Integer arithmetic from a computer point of view
A thing that is often overlooked is the way arithmetic operations work in a computer and specifically in the processing unit: not having a clear idea of how the operations are performed and their limitations can cause very important bugs to happen and also help in case you want to reverse unknown code.
In this I will explore how operation on integers (floating point will be treated in a specific, future, post).
Integer encoding
We are interested of the case of a register containing a number: since
the arithmetic inside a CPU is done on registers via the ALU
and
since the registers are size limited, all the
arithmetic operations are intended modulo the size of the registers:
so if \(N\) is the number of bits of the registers we can
only represent (directly) unsigned values between \(0\) and \(2^N - 1\).
Note: there is a tricky part about the representation of numbers, i.e.
The formula is the following
$$ b = \sum_{i = 0}^{N - 1} b_i 2^i $$
Remember the following properties for binary numbers: completness
$$ \sum_{n = 0}^{N} 2^n = 2^{N + 1} - 1 $$
and shifting - multiplication relation
$$ \eqalign{ 2\cdot2^N &= 2^N + 2^N \cr &= 2^N + \sum_{i = 0}^{N - 1} 2^i + 1 \cr &= 2^N + 2^{N - 1} + 2^{N - 2} + \dots + 2^1 + 2^0 + 1 \cr &= \sum_{i = 0}^N 2^i + 1 \cr &= 2^{N + 1} - 1 + 1 \cr &= 2^{N + 1} \cr } $$
that means that left shifting a binary number is equivalent to multiplying the same number for a power of two (I know, I know, this is obvious).
For signed numbers there is not a unique way to represent them: the quick and dirty way would be to use the most significant bit as sign bit but this has the drawback to have two zeros.
I think that this encoding is not used by anyone in the real world (but I could be wrong), there are more efficient ways.
One's complement
It consists in flipping all the bits of a number, in this way if you define the negative of a given number as the one's complement of it you have the nice property that this two numbers summed are equal to zero. However you have to add one to a subtraction to obtain the correct result
$$ \hbox{one}(x) = 2^N - x $$
$$ -x = \hbox{one}(x) + 1 $$
The problem is that you have two zeros: all bits equal to zero and all equal to one.
Two's complement
It's an extension of the one's complement: to obtain the negative representation of a number you have to take the one's complement and add one: in this way you have an asymmetry between the minimum and maximum number that can be represented, i.e. you can represent values between \(-2^{N - 1}\) and \(2^{N - 1} - 1\). For example with 7 bits you have the interval \((-64, 63)\).
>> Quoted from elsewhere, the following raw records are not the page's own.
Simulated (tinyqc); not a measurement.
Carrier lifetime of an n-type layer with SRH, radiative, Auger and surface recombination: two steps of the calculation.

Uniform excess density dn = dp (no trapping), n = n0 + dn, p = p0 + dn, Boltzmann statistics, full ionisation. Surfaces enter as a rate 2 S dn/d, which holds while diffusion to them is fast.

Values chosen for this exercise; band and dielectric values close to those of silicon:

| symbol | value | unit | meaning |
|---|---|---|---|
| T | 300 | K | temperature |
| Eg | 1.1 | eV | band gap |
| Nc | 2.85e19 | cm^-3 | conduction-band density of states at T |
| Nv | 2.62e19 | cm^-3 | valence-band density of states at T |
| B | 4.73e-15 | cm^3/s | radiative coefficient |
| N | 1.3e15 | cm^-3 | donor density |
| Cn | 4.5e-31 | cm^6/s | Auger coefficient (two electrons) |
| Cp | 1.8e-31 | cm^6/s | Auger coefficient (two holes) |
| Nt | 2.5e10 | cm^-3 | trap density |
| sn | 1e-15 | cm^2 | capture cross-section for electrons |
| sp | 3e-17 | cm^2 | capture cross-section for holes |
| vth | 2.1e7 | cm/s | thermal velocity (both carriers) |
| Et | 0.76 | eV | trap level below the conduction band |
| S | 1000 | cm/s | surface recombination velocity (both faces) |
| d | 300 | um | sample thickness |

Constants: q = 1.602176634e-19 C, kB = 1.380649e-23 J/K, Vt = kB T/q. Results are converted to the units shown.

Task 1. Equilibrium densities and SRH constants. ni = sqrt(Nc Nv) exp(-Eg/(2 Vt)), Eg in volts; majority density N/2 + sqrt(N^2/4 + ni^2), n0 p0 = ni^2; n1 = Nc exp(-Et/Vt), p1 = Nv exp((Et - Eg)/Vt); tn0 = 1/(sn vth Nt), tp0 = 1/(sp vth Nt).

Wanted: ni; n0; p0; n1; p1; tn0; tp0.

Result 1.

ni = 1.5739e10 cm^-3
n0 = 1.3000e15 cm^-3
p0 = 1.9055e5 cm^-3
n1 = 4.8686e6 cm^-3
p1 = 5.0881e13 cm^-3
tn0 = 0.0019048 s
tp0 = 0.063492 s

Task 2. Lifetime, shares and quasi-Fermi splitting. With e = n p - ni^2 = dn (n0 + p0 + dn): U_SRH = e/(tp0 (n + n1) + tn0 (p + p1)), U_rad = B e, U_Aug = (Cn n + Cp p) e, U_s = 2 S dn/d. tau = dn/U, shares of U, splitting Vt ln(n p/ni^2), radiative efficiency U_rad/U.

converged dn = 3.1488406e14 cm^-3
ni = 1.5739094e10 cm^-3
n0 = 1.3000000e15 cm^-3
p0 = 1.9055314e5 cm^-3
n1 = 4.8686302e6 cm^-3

$$ w = - a_{N - 1}\, 2^{N - 1} + \sum_{i = 0}^{N - 2} a_i\,2^i $$
Normally in the code is this the way the negative numbers are represented.
Mind blowing realization is that the two's complement of the lowest integer is itself:
$$ \hbox{two}\left(\tt 0x10000000\right) = {\tt 0x01111111} + 1 = {\tt 0x10000000} $$
Remember that a value into a register is not signed or unsigned by itself, it depends on how is used in the code.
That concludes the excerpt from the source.